I understand divorce is extremely difficult, especially when you have no family or friends other than your two kids - 8 y.o. daughter and 7 y.o. son. My boyfriend moved to America from Holland 9 years ago to marry his, now, ex-wife. They've been divorced for 2.5 years & have two kids joint custody. I've been in a relationship with him for a year now & we've been living together for 9 months. My question is, how do I stop him from allowing his 8 y.o. daughter run the show?!

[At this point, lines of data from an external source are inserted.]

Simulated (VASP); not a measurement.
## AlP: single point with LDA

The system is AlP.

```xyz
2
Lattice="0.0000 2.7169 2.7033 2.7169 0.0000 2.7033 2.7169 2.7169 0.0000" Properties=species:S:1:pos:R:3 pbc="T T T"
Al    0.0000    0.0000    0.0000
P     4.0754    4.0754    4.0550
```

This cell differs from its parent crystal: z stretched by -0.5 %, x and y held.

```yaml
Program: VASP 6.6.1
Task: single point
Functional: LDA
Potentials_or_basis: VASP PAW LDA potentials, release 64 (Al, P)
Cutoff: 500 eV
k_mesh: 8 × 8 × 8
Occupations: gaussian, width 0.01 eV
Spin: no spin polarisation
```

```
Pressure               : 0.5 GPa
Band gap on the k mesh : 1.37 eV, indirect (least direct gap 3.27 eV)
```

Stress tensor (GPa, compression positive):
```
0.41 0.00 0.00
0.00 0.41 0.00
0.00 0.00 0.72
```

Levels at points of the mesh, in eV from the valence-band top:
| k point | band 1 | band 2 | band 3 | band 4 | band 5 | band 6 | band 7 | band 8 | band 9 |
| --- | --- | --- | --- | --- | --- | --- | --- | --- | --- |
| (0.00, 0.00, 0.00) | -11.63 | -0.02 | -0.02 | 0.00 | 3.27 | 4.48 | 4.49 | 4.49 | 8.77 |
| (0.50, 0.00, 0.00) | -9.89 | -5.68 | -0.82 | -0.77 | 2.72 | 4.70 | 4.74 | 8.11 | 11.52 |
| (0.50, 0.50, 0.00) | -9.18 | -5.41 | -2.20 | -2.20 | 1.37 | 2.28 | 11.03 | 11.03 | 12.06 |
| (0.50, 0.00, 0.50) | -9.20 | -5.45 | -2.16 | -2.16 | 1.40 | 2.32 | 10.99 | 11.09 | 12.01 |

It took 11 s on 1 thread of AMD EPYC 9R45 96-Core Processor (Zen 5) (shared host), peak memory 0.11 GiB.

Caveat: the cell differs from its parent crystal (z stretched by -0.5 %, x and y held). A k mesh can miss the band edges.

He lets her choose/decide/dictate everything we do as a family, from the moment she gets in his car after school until the moment she leaves. We have the kids twice a week and every other weekend. This little girl is smart, beautiful, funny and creative. I love creating art projects with her, we have dance parties and talent shows, I love making her laugh, we have a great relationship. I love every thought of being in her and her brothers life, it warms my heart and soothes my soul. BUT I cannot stand the way my boyfriend let's her run the show. He allows her to choose where we go out to eat, or what I cook for dinner, he allows her to sleep in our bed (almost every weekend we have the kids).

She will get pissy if she can't sit next to him, on the couch or out to dinner. She must get a toy or snack in every store or shop we go into. We'll have plans to take the kids on a fun day trip and we won't go because she wants to stay home. He will ask her if it's ok that I make corn and broccoli with our chicken dinner, he's such a pushover and it's driving me crazy!!! His son is as precious as can be, never causes a problem, never dictates what the family can or can't do, he's sweet and loving.

When it's the 4 of us my bf & his daughter will walk around the house room to room holding hands or walk around the backyard holding hands. It's as if myself and his son don't exist. The day I suggested we go to the Chinese restaurant instead of the crummy sandwich shop that his daughter wanted to go to all hell broke loose, he snapped at me in the car as if I requested for him to drive off a cliff. He said no, she asked me to go to the sandwich shop 35 minutes away and that's what we're doing... I'm thinking why did you even ask me what I wanted to eat.

What bothers me the most is his lack of attention towards his son. I can't remember the last time he ever asked for his opinion or had a father son bonding moment.

So, I'm looking for ways to softly address his obsession with pleasing his widdle prwincess. It's hard when coming into a relationship with someone who has children because you don't know what's within your right to say. Spoiling her will only make her impossible to please in the future and in future relationships. 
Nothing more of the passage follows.